Henri Colpi (15 July 1921 – 14 January 2006) was an accomplished editor whose innovative work on Alain Resnais’ Hiroshima Mon Amour (1959) and L’Année dernière à Marienbad (Last Year at Marienbad, 1961), contributed greatly to their dramatic impact. He was also a respected director whose most famous film, Une Aussi Longue Absence (The Long Absence, 1961), won the best film award at Cannes in 1961.
The Swiss-born Colpi studied at the Institut des hautes études cinématographiques (The Institute for Advanced Cinematographic Studies), graduating in 1947. During the1950s he worked as an editor, mainly working on short films with directors such as Georges Franju and Agnès Varda. He was the sound editor on Alain Resnais’ landmark Holocaust documentary, Nuit et brouillard (Night and Fog, 1955), contributing to that film’s powerful emotional impact with a carefully balanced mix of commentary and music.
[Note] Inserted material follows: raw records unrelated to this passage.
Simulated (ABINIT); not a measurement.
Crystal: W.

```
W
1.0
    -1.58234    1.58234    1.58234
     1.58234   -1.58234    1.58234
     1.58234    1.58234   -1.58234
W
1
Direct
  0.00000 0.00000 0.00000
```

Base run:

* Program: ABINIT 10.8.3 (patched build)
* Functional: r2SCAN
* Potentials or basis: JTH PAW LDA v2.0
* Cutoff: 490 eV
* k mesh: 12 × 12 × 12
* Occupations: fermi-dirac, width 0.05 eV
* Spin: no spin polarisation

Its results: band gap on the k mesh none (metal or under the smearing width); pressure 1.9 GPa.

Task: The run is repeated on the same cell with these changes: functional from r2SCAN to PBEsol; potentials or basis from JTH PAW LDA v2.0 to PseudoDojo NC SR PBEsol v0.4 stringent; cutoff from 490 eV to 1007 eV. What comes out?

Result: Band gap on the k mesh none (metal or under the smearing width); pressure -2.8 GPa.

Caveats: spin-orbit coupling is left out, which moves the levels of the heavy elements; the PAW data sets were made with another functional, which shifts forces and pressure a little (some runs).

Colpi’s collaboration with Alain Resnais on Hiroshima Mon Amour (1959) and Last Year At Marienbad (1961) had a profound impact on the art of editing. By rearranging or editing time, Colpi and Resnais instilled the present with a constant sense of the past and future. On these films he pioneered the use of “flash-ins”: sudden and unexpected images from within the characters’ minds. It was an audacious approach that had a lasting influence on other filmmakers.
In 1960, Colpi began his parallel career as a director with Une aussi longue absence (The Long Absence), which won the Palme d’Or at Cannes in 1961. This poetic and poignant movie, with a screenplay by Marguerite Duras, tells of a widow (Alida Valli) who owns a cafe in a Paris suburb and meets a tramp (Georges Wilson), who may, or may not, be her husband who had disappeared 15 years earlier in a prison camp.
Next, Colpi made two rural dramas shot in Romania: Codine (1962) and the touching Mona, l’étoile sans nom(Mona: a Star without a Name, 1965). None of his films, however, found much favour with audiences. "My first film, I don't know why, was considered a commercial failure. My second was a box-office flop, and my third was a huge disaster," he told Le Monde in 1985.
His directorial career was then confined to television. The exceptions were Heureux Qui Comme Ulysse (Happy He Who Like Ulysses, 1970), the moving tale of a farmhand who escapes with his old horse to save it from being sold for bullfights, and L’ile mysteriosa (The Mysterious Island of Captain Nemo,1973), cheaply made in Spain, co-directed with Juan Antonio Bardem, and starring Omar Sharif.
In 1982, Colpi worked to help restore a lost 1920 film, L'Hirondelle et la Mesange (The Swallow And the Titmouse). André Antoine had shot six hours of film for this silent melodrama, set on two barges. However, Charles Pathé, the producer, thought it too realistic and it was never released. Colpi spliced and cut the original down to 79 minutes, the result being a fascinating look at a brilliant film from a cinematic pioneer.
Colpi, who died leaving no family, was also the author of two excellent books, Dèfense et Illustration de la Musique de Film (1963) and Letters to a Young Editor (1996).